PostgreSQL sequence based on another column
Asked Answered
C

8

69

Lets say I have a table as such:

Column   |     Type    |                        Notes
---------+------------ +----------------------------------------------------------
 id      | integer     | An ID that's FK to some other table
 seq     | integer     | Each ID gets its own seq number
 data    | text        | Just some text, totally irrelevant.

id + seq is a combined key.

What I'd like to see is:

ID  | SEQ   |                        DATA
----+------ +----------------------------------------------
 1  | 1     | Quick brown fox, lorem ipsum, lazy dog, etc etc.
 1  | 2     | Quick brown fox, lorem ipsum, lazy dog, etc etc.
 1  | 3     | Quick brown fox, lorem ipsum, lazy dog, etc etc.
 1  | 4     | Quick brown fox, lorem ipsum, lazy dog, etc etc.
 2  | 1     | Quick brown fox, lorem ipsum, lazy dog, etc etc.
 3  | 1     | Quick brown fox, lorem ipsum, lazy dog, etc etc.
 3  | 2     | Quick brown fox, lorem ipsum, lazy dog, etc etc.
 3  | 3     | Quick brown fox, lorem ipsum, lazy dog, etc etc.
 3  | 4     | Quick brown fox, lorem ipsum, lazy dog, etc etc.

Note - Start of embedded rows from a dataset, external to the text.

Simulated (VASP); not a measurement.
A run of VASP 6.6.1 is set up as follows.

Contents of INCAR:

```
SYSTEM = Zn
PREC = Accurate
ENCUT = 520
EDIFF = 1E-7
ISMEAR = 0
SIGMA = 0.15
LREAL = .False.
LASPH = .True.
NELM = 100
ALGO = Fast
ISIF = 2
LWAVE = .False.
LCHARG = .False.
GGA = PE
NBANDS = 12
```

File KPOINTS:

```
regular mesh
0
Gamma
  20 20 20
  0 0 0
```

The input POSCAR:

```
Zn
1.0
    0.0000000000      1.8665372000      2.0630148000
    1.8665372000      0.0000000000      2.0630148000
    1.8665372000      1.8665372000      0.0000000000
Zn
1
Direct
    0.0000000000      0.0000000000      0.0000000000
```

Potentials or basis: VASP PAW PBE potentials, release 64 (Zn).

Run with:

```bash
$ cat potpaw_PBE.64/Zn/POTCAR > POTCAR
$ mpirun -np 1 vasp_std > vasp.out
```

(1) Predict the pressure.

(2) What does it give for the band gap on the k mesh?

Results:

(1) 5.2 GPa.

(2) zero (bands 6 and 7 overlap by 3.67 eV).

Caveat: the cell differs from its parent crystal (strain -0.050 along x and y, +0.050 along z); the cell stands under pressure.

As you can see, a combination of id and seq is unique.

I'm not sure how to set up my table (or insert statement?) to do this. I'd like to insert id and data, resulting in seq being a sub-sequence dependent on id.

Consultant answered 25/7, 2011 at 20:22 Comment(10)
If seq reflects (or should reflect) the order in which the rows are inserted, I'd rather use a timestamp that gets populated automatically and generate a seq number on the fly when selecting the rows.Dygert
What should happen when a record is deleted? (or updated)Mccrae
If this was my problem, I'd accept horse's comment as the answer.Handpick
I agree with @joop, any deletes could make seq unreliable if it's generated on-the-fly. What problem do you want to solve with this construct? (f.ex. if your only goal is to make id, seq pairs unique, a single sequence will do that -- in fact it'll make seq unique, but that implies id, seq pairs uniqueness)Emlynn
@fthiella, just curious, what is the practical use of such seq column? Depending on its intended use there can be different approaches. One important question here is: is it OK to have gaps in the sequence (due to deleted rows or incomplete rolled back transactions)? If gaps are not OK, then it would be expensive to recalculate the sequence if it is persisted, which means that it may be better to generate it on the fly when needed. If gaps are OK, then single global sequence (standard auto-increment column) is enough.Epochmaking
@VladimirBaranov it's fine for me to have gaps. The pratical use is that I can have multiple tables with multiple sequences, e.g. tbl_2014, tbl_2015, ... but I was curious to now if I could reproduce the same situation with a single table and multiple sequences. Of course, since gaps are fine, I could just use a single seq, you're perfectly right :) but I offered a bounty also for learning purposes :)Causerie
The question is still lacking essential details that cannot be substituted with a bounty. Do you need sequential numbers in seq without gaps? Can there be updates and deletes? What is your current Postgres version? Is the table going to be small or big? How important is performance important? Concurrent access? Concurrent write access? A plain serial column as seq plus a view with row_number() OVER (PARTITION BY id ORDER BY seq) AS seq is probably your best bet: #24919052Aero
@ErwinBrandstetter you're perfectly right, the question is a bit too vague and there can be a lot of different approaches. I don't know about the OP, but I'm fine with gaps and there can be updates and deletes. Once a seq number has been used I don't want to be used again, so maybe the best answer for me would be to.. just use a single seq, as vladimir suggested! But I also like to see what the different approaches can be.Causerie
@fthiella: A plain serial is the way to go.Aero
A few answers are suggesting MAX(seq)+1. This may be problematic for environments with multiple connections. See my comment to answer below.Danndanna
N
49

No problem! We're going to make two tables, things and stuff. stuff will be the table you describe in your question, and things is the one it refers to:

CREATE TABLE things (
    id serial primary key,
    name text
);

CREATE TABLE stuff (
    id integer references things,
    seq integer NOT NULL,
    notes text,
    primary key (id, seq)
);

Then we'll set things up with a trigger that will create a new sequence every time a row is created:

CREATE FUNCTION make_thing_seq() RETURNS trigger
    LANGUAGE plpgsql
    AS $$
begin
  execute format('create sequence thing_seq_%s', NEW.id);
  return NEW;
end
$$;

CREATE TRIGGER make_thing_seq AFTER INSERT ON things FOR EACH ROW EXECUTE PROCEDURE make_thing_seq();

Now we'll end up with thing_seq_1, thing_seq_2, etc, etc...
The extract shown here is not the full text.